If I'm correct, you solve for (2-L)^5 + (2-L)

so you fill in the triangle up to five and you have:

(2^5)+(5(2^4-L))+(10(2^3-L^2))+(10(2^2-L^3))+(5(2-L^4))+(L^5)

That should be right. You can fill in the rest from there. What I don't understand is how you got 15.4. is it 2 liter buckets or 2-L buckets? if it's 2 liter buckets than it should be 32 just by addition I think.

 

[Sweeneykill]

The answer in the book is 30.8, or might be 32, not sure I will have to double check.
Anyway, I think I have some idea of how to solve it. So thanks for the help. =]

 

[kbaumen]

Well, seems quite straightforward. Not much math involved. It's more like logical deduction. Definitely all the water in the system will have been poured in the first bucket in the beginning, so simply add volumes. You have 17 full buckets and 2 half-full, so that gives a total of 17 * 2 + 2 * 1 = 36 L of water.

 

[Tedjn]

One way to think about this question is to think in discrete intervals of time. Let us see how we would get 15.4 L as the final amount needed for the original question. Hopefully, then, you will be able to go through the argument and see why it scales the way it does for 2 liter buckets, or, in general, S liter buckets.
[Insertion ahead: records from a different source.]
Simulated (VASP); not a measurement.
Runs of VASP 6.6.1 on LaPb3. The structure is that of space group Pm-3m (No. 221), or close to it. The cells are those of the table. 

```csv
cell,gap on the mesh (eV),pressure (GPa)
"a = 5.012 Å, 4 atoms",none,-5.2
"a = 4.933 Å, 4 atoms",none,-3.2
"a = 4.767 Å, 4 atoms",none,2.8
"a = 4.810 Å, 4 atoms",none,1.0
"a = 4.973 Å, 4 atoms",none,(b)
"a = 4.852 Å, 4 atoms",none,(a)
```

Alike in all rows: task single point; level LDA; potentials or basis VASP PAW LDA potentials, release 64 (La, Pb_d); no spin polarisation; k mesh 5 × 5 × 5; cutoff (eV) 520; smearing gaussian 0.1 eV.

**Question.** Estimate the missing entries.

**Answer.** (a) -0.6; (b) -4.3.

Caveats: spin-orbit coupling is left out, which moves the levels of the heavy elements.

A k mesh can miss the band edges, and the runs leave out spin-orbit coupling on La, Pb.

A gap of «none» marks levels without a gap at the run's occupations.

To make talking about our buckets easier, we number them: the jth bucket in the ith row will be denoted B(i,j). Before we go on, notice that the buckets in the middle will fill up more quickly. In particular, the rate at which the bucket fills depends on how many paths the water has to get to it from the top. This number, as you probably learned, is related to Pascal's triangle. However, in this problem, the difficulty is that each bucket must be filled completely before any water is allowed to move downwards. For any bucket B(i,j), some paths to it may be unavailable for some intervals of time (i.e. while the bucket above B(i,j) is still being filled).

Now, we begin pouring water into the top bucket. After 1 liter, the top bucket is filled. After 3 liters, the entire second row is filled too. These two intervals are clear. Now, all the water poured into the top bucket begins to fill row 3. Let x₁ be the amount of water that flows into row 3. We notice that B(3,1) and B(3,3) receive 0.25x₁ while B(3,2) receives 0.5x₁. So, after x₁ = 2 (i.e. two more liters have been poured), B(3,2) is filled while B(3,1) and B(3,3) each contain 0.5 liters of water. So far, we have poured 5 liters.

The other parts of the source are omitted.